JLL's latest research into 2017's first quarter (1Q17) of the Australia's CBD office market revealed it has been a good start to the year for leasing markets nationally.
The market produced a net absorption of 58,300 square metres over the first quarter of 2017 and 327,600 square metres over the past 12 months.
The national CBD office market vacancy rate was reported at 11.4% in 1Q17 – a 1.0 percentage point reduction from 1Q16 (12.4%).
JLL Head of Research Andrew Ballantyne said the office sector is a barometer of business confidence levels across corporate Australia.
"Multiple reasons exist for optimism on the office leasing markets – economic growth is positive, a number of companies surpassed profit expectations in the half-yearly reporting season and job advertisement surveys have trended higher.
“From a demand perspective, Melbourne is the standout performer with strong net absorption recorded," he said.
"Sentiment has turned positive in the resource-dependent markets of Brisbane and Perth and we have seen tangible signs of recovery in both markets."The Melbourne CBD recorded the strongest quarterly net absorption result in 1Q17 (+36,800 square metre) and vacancy compressed to 7.5% in 1Q17.

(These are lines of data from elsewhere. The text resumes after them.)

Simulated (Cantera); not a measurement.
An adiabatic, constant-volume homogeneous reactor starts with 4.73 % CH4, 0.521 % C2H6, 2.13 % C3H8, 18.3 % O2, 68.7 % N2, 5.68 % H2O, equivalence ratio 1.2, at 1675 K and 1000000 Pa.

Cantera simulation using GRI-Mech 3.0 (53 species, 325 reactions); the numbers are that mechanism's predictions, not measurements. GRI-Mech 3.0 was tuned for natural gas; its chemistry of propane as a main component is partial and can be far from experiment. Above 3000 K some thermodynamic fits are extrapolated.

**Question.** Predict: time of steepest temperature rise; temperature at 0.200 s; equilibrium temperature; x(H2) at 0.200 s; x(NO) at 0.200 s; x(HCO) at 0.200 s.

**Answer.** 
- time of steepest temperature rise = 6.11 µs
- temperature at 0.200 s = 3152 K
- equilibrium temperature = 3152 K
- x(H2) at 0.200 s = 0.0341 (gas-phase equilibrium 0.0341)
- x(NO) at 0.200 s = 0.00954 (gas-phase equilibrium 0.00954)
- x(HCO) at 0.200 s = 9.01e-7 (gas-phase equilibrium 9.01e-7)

Sydney and Melbourne sit at the top of global office market rent expectations in 2017. Rental growth was even stronger in the Sydney CBD with prime gross effective rents increasing by 7.3% in 1Q17 and by 22.6% over the past 12 months.
Sydney CBD net absorption in 1Q17 (+2,200 sqm) was curtailed by a shortage of contiguous space.
Vacancy trended lower to 7.3% and is now at very tight levels in the Core (5.9%), Midtown (3.6%) and South (1.4%) precincts. Furthermore, strong leasing enquiry and activity across the remaining space within International Towers Sydney at the Barangaroo South precinct will assist in pushing Sydney’s vacancy rate lower in 2017.
“The strength of the NSW economy and the expansion of small to mid-sized organisations is supporting leasing market fundamentals in all Sydney office markets," JLL Head of Office Leasing Tim O’Connor said.
Vacancy in the Sydney Fringe (3.3%), Parramatta (3.6%) and Sydney South (6.3%) are all tighter than the Sydney CBD. The vacancy rate in Parramatta is now at the lowest level since March 1990.
The leasing market recovery in the Perth CBD gathered momentum with net absorption of 15,200 square metres recorded in 1Q17. The Perth CBD net absorption figure made it the second strongest CBD office market behind Melbourne. Vacancy tightened to 23.3% and the divergence between prime and secondary grade vacancy widened.
“Higher commodity prices have positively impacted sentiment in the Perth CBD office market," Mr O’Connor said.
"We have seen a sharp reduction in sub-lease availability as miners and their service providers withdrew space, while the value proposition of the CBD has stimulated centralisation activity.”
The improvement in the Brisbane CBD leasing market continued into 1Q17, with a recorded 9,800 square metres of net absorption and a reduction in vacancy to 16.4%. Prime gross effective rents were flat in 1Q17 providing further evidence that Brisbane was at the trough of the rental cycle.
“We are closely watching for a reversal in interstate migration trends and the affordability of Brisbane house prices relative to Sydney precipitating migration into SE Queensland," Mr O’Connor said.
"Population growth increased the demand for services and is positive for leasing enquiry and activity.”
The Adelaide CBD recorded a modest correction in vacancy to 16.7% in 1Q17. The spread between prime (11.5%) and secondary grade (19.7%) widened further in 1Q17 as tenant demand was firmer for better quality assets.
The Canberra office market vacancy rate was unchanged in 1Q17 at 11.7%. However, the prime grade vacancy is the lowest across CBD office markets at 6.4% – the lowest since 2Q08.
Mr Ballantyne said that while Canberra does not experience the same rental volatility as Sydney / Melbourne, limited options in Civic and Barton is exerting upward pressure on rents.
"Prime gross effective rents increased by 1.4% in 1Q17 and were up 2.4% over the past 12 months.
“A shortage of contiguous space options in Sydney and Melbourne will lead to higher tenant retention rates over 2017 and 2018.
"Tenants will need to explore the potential for pre-commitment if they want to secure office space that supports the growth objectives of their organisation.
“In Brisbane and Perth, landlords will be closely watching the improvement in leasing market activity to assess the depth and quality of enquiry, ultimately looking for opportunities to scale back incentives,” Mr Ballantyne said.